Posted : 8 years, 11 months ago on 8 June 2015 04:35

Between 1952 and 1953, Esther Williams released three of her best films, Million Dollar Mermaid, Dangerous When Wet, and Easy to Love, which would also be the last great starring role for her. After this, her charm fizzled, but she made sure Easy to Love hit you with a bang.

A more complicated plot than most of her films, Easy to Love sees Williams being romanced by Van Johnson, Tony Martin, and John Bromfield. Add in a story that sees her as the star of an aquatic spectacle in Florida’s Cypress Gardens, and Williams being given the chance to play something other than “wholesome,” and you’ve got the makings of a top-notch entry in her filmography.

What really sells the film as one of the better variations on her formula is the ending, once again choreographed by Busby Berkeley. This time, it’s a stunt-heavy sequence which sees Williams leading the charge on water skis. Still demonstrating tremendous grace and poise in addition to her athleticism, this is a nice variation on her normal water ballets. Instead of a chorus of back-up swimmers (dancers?) creating swirling patterns for Williams to dive in and out of, we find her leading the charge in one of her most grandiose, eccentric, and enthralling numbers yet.

Normally a bit of a doormat in her movies, a nasty sign of the times has Williams continuously finding herself in love triangles in which she mindlessly gets passed back and forth, the recipient of the action instead of an active participant. A scene where she gets drunk and takes it out on Johnson is particularly pleasing, it’s nice to see Williams finally gain some agency and snap back.

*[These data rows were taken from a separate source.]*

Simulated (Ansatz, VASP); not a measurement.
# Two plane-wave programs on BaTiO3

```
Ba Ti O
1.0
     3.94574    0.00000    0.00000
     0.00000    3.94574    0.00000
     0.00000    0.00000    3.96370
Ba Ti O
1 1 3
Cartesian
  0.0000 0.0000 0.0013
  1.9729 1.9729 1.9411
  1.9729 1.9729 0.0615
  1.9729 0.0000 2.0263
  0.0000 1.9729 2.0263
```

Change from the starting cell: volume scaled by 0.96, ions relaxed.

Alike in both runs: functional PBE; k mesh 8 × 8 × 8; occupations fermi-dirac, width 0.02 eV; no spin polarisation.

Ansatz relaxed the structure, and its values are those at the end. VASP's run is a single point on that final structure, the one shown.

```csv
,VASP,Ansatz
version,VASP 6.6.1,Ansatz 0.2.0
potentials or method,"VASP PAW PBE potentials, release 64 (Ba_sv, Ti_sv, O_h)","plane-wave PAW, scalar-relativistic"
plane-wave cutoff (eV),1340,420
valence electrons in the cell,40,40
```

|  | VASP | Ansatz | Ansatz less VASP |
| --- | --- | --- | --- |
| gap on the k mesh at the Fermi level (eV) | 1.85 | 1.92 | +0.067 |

Throw in some musical numbers from Tony Martin, John Bromfield’s beefy, hunky body on display (he and Williams engage in a particularly erotic and strange flirtation in a pool of floating flowers), and the numerous aquatic spectacles, and what you have here is distillation of brash movie making at its finest. This is pure escapism, in which the plot is the thin connective tissue between the big-bang-for-your-buck entertainments. It works like gangbusters, it is silly nonsense, but it’s gloriously silly nonsense.